Let $\mathcal B = \sigma (D_1,...)$ be a countably generated $\sigma$-algebra. Let $D = \cap D_i \in \mathcal B$.
It seems intuitive that generating a $\sigma$-algebra from $\{D_1,...\}$ cannot produce anything smaller than $\cap D_i$. To put it in precise terms:
Let $B \subseteq D$ be a nonempty set, and assume $B \in \mathcal B$. Must we have $B=D$?
In other words, we ask if $D$ is a $\mathcal B$-atom.

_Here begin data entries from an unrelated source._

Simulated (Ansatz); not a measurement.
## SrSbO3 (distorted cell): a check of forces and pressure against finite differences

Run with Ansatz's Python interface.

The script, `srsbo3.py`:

In the finitely generated case, the sigma algebra is just all sets created by the Venn diagram so we see graphically that the claim holds. For non-countably generated algebras the intersection may no longer be an event so we may run into problems.
We call the ground set $X$.
We say two elements $x$ and $y$ in X are related if $x\in D_i \implies y\in D_i$ and visceversa for all $i$.
Let $C_\alpha$ be the equivalence classes of our relation.
It is not hard to see that the set $\mathcal C$ of subsets of $X$ that are unions of some $C_\alpha$ is a sigma algebra that contains each $D_i$.
Notice that the intersections of all the $D_i$ is one of the $C_i$ and so clearly no element of $\mathcal C$ is a proper subset of the intersection of all the $D_i$.